(UPDATE: The Court of Arbitration for Sport (CAS) has dismissed the appeals of Canada and Slovenia to have the three French men's ski cross medallists disqualified for wearing modified race suits, according to a press release)
Sweeping the Olympic podium in an event is a major moment for any nation, a mark of a country's dominance and success in a particular discipline. One recent case of the feat, however, has come under scrutiny for a potential use of illegal equipment.
On Thursday, French athletes won all three medals in the finals of men's ski cross, in which four skiers at a time race down a course of terrain usually found in freestyle competition. On Saturday, the highest court in sports met to figure out if they gained an illegal advantage in doing so. From Thomson Reuters:
The Court of Arbitration for Sport (CAS) was meeting on Saturday night to decide whether three French skiers who swept the podium in the men's ski cross finals at the Winter Olympics wore illegal suits.
Jean Frederic Chapuis, Arnaud Bovolenta and Jonathan Midol took the medals in Thursday's final but Canadian and Slovenian officials protested to the International Ski Federation (FIS), claiming they changed their suits to gain an illegal aerodynamic effect.
FIS said that it could not consider the complaint because it had not been made in time so the protest was escalated to CAS, sporting law's highest court.
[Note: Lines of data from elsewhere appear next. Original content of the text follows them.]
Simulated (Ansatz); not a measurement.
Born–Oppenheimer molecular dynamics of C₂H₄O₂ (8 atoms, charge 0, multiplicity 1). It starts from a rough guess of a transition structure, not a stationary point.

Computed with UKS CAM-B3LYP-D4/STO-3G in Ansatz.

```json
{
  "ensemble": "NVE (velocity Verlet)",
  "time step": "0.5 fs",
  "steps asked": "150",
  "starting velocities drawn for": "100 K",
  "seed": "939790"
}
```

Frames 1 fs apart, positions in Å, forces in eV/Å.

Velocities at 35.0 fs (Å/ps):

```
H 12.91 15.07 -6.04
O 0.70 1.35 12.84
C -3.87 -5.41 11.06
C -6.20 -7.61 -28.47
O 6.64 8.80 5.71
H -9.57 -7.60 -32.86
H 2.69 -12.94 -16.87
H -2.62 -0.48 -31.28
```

"The Canadian Freestyle Ski Association (CFSA), the Canadian Olympic Committee (COC) and the Slovenian Olympic Committee (SOC) ask for the disqualification of all of the French competitors from the 20 February 2014 ski cross Big Final competition and for the correction of the final rankings," CAS said in a statement.
"They allege that, just before the Big Final, French support staff changed the shaping of the lower leg suits of the riders creating an aerodynamic effect that the appellants submit is contrary to the International Freestyle Skiing Competition Rules."
CAS has announced that it will make its findings known on Sunday no later than 5 a.m. ET, so there will be an answer to this situation fairly soon.
While the final word on the event remains to be seen, the Canada and Slovenia are protesting in part because they stand to benefit from a disqualification of the French skiers. Canadian Brady Leman finished fourth after a late crash and would become the new gold medalist, while Slovenian Filip Flisar, who grabbed attention earlier this week for his love of moustaches, would become the new bronze medalist. (Russian Egor Korotkov would win the silver.) Those medals would be meaningful for each country's tally when it comes to bragging rights and national pride. France, meanwhile, would lose out on its Winter Olympics medal count of 15, although 12 would still rank as an all-time high for the nation.
This controversy stands in stark contrast to the most notable equipment discussion in Sochi from an American perspective. The U.S. speedskating team is currently engaged in a drawn out, complicated argument over the testing process for and impact of new, supposedly state-of-the-art suits that were to turn them into a force. Instead, athletes have complained of design flaws and a lack of support from team officials.